Mr Barnert, what was the attraction of Qumram to Dynatrace?
Patrick Barnert: Clearly the technology. Dynatrace screened the entire market and we had the most attractive technology for recording interactions across all digital channels.
Qumram already had customers in addition to the technology, so it was able to show that the solution works in practice. Did that also play a role in the acquisition?
Absolutely. We were able to demonstrate that it is possible to scale the technology.
From your point of view, what made the sale attractive to the founders and the management?
Of course, you always ask yourself whether you don’t want to grow with the company and if the time is right for a sale. But my plan has always been to make our technology the gold standard. This was exactly the possibility was offered to us by the integration with Dynatrace. We can now evolve the technology much faster and bring our solution to the market globally, not just in one market segment but in many. So it was the right moment for a sale.
Dynatrace is largely unknown in Switzerland. How big is the company?

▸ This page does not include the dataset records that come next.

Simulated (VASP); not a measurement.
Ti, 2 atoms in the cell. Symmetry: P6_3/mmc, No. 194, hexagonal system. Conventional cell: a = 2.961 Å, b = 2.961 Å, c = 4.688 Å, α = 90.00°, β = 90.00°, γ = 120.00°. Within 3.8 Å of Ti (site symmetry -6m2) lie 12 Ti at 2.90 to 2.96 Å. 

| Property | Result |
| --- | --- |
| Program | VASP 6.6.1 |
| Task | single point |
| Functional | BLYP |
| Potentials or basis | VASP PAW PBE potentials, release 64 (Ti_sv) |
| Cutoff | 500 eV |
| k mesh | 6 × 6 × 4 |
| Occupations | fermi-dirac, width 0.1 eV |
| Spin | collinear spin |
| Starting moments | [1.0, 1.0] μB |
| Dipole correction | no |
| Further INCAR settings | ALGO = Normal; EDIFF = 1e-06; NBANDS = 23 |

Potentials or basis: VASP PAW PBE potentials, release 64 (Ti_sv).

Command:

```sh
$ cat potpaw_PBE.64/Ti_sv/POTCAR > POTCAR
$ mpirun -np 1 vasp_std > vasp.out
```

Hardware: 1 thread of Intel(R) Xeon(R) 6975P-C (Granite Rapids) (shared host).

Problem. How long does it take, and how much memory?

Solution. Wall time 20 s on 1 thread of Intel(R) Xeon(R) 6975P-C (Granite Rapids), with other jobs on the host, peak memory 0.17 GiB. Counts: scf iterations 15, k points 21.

Dynatrace has about 1,600 employees, of which about 500 are vendors. In total, more than 5,000 customers worldwide use Dynatrace’s solutions for monitoring and optimising critical applications. For us, not only the marketing power was crucial, but also the willingness to invest in the further development of our technology. We will now be able to triple our development team in Barcelona.
Will activities continue in Switzerland?
Yes, at the moment everything goes on as usual. But we have not thought much about the long-term structure. Interestingly, Dynatrace already has an office in Zurich, just a few blocks from Qumram. And a large part of the development takes place in Linz, Austria.
How did the take-over come about? Was Dynatrace specifically looking for candidates for an acquisition?
No. Dynatrace came to us because our technology complements its products. Then it was first about building a partnership. However, both sides came to the realisation that we not only complement each other technologically, but we also work very well together.
Last question, numbers have not been communicated. How happy are Qumram’s investors?
The investors are happy. And as is usually the case with take-overs of start-ups, those investors who came on board early are particularly happy.